The Twenty Seven Club.
Have you heard of it?
Death is an inevitable part of life. With that being said, there are also many people it, seemingly, effects too soon. The idea of a 27 Club has become a popular and widely believed myth, deeply rooted in the soul of rock & roll history. The basic premise of the myth is that members which have been “initiated” into the 27 Club have all met untimely deaths at the age of 27, often at the hands of drug and alcohol abuse, or some other violent event, such as accidental death, trauma, homicide, or suicide. While some might consider the legacy of the 27 Club a myth,others deem it a curse..
It is believed that the idea of such a club existing was introduced in the 1970s when four widely popular musicians of the time–Jim Morrison, Janis Joplin, Jimi Hendrix, and Brian Jones– all died within just two years of one other. The kicker: all of them were 27 years old at the time of their death. Even though those four members allowed the idea of such a club to become more widely known, there were a number of musicians who died at the age of 27 prior to that. The most prominent is one of the founding fathers of the blues, Robert Johnson. However, the earliest recorded member of the 27 club lived and died much earlier: composer Alexandre Levy who died on January 17th, 1892.

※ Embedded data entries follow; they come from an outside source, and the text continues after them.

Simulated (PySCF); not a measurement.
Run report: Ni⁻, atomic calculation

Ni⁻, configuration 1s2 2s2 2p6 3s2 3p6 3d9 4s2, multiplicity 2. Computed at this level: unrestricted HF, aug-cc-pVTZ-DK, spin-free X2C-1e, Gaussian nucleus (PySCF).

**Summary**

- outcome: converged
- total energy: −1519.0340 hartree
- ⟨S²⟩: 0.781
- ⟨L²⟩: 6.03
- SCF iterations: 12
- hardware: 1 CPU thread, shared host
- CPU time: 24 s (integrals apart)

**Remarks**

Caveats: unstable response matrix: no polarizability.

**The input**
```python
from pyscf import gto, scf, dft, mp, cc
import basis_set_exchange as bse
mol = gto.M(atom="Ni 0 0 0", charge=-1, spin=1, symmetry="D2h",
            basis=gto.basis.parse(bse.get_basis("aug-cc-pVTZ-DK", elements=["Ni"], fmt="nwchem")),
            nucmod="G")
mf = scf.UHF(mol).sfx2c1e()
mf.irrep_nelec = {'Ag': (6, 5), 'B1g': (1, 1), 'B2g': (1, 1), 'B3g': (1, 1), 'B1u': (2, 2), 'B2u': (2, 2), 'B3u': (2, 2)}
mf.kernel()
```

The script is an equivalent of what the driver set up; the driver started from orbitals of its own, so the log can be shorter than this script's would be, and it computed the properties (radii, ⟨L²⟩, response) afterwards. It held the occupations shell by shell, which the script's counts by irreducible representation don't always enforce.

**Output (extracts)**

With that being said, the actual term “Forever 27 Club” was not coined to refer to the list of musicians who died at the age of 27 until after the death of Nirvana’s 27 year old lead singer, which only caused speculation about the club to be reignited, once again becoming the talk of the town. However, this time, it had a name. By the time 27-year-old rocker Amy Winehouse fell victim to an alcohol related death in 2011, media speculation about the formation about such a club had reached an all time high.